Philosophy and Religion / Yoga Vāsistha / Yoga-Vāsistha (6.2): Nirvāna-Prakarana |
Válmiki
Yoga-Vāsistha, Book 6: Nirvāna-Prakarana (On ultimate extinction) - part 2. Chapter 176 - Brahma Gitā Account of Brahmānda or Mundane System
Rāma rejoined: There innumerable worlds in the universe, many of which have gone before, many are in-existence, and many as yet to be; how then is it sir, that you persuade me to the belief of their nullity.
Vasistha replied: You will know, Rāma, the relation which the world bears to a dream, in that they both mean a passing scene; and this sense of it, can be denied by no one of this audience.
The words which are spoken by the wise, who know their application and sense; are neither understood nor received in the hearts of common people, though they are in common use.
When you will come to know the knowledge One, then you will discern the three times clearly and behold them as present before you.
As it is the intellect alone, that displays itself in the form of the world in our dream; so does the Divine Intellect also, exhibit the worlds in itself, in the beginning of creation; and there is no other cause of their production.
Hence there are innumerable worlds, revolving like atoms in the infinite space of air; and there is no one who can count their number, and descry their modes and natures.
It was of old that my venerable sire-the lotus-born-Brahma, and all besmeared with the fragrant dust of that flower, has delivered a discourse on this subject, which I will now relate unto you.
It was of old that my sire Brahma, to tell me about the number of worlds, and their respective situations in the heavens, whence they thus appear unto us. To this he said 1.

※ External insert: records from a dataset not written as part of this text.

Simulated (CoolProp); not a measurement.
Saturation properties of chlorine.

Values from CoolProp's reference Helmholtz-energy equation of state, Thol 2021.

Brahmā said: O sage, all this is Brahma, that is manifested as the world; it is infinite entity of the Deity in the abstract essence; but viewed in the concrete, the world is a non-entity.
Attend to this narration of mine, which is the felicitous tot he soul, as it is pleasant to the ear; it is called narrative -of mundane egg, or of the mundane body or mass.
There is in the infinite vacuum, a vacuous substance known as the vacuity of the Intellect, in the form of a minute atom only. 2
It saw as in a dream in itself, of its being as the living soul, resembling the oscillation of the wind in empty air. 3
The Lord thus became the living being, with forsaking its vacuous form; and thought itself to become the ego, in the aeriform form.
He had then his egoism, and egoistic sense in himself; and this was the knowledge of himself as an unit, which is an act of delusion only.
Then he thought himself, as changed to the conditions of the understanding, mind and ego, as in his dream; and was inclined of his own option, to impose mutability upon his immutable nature.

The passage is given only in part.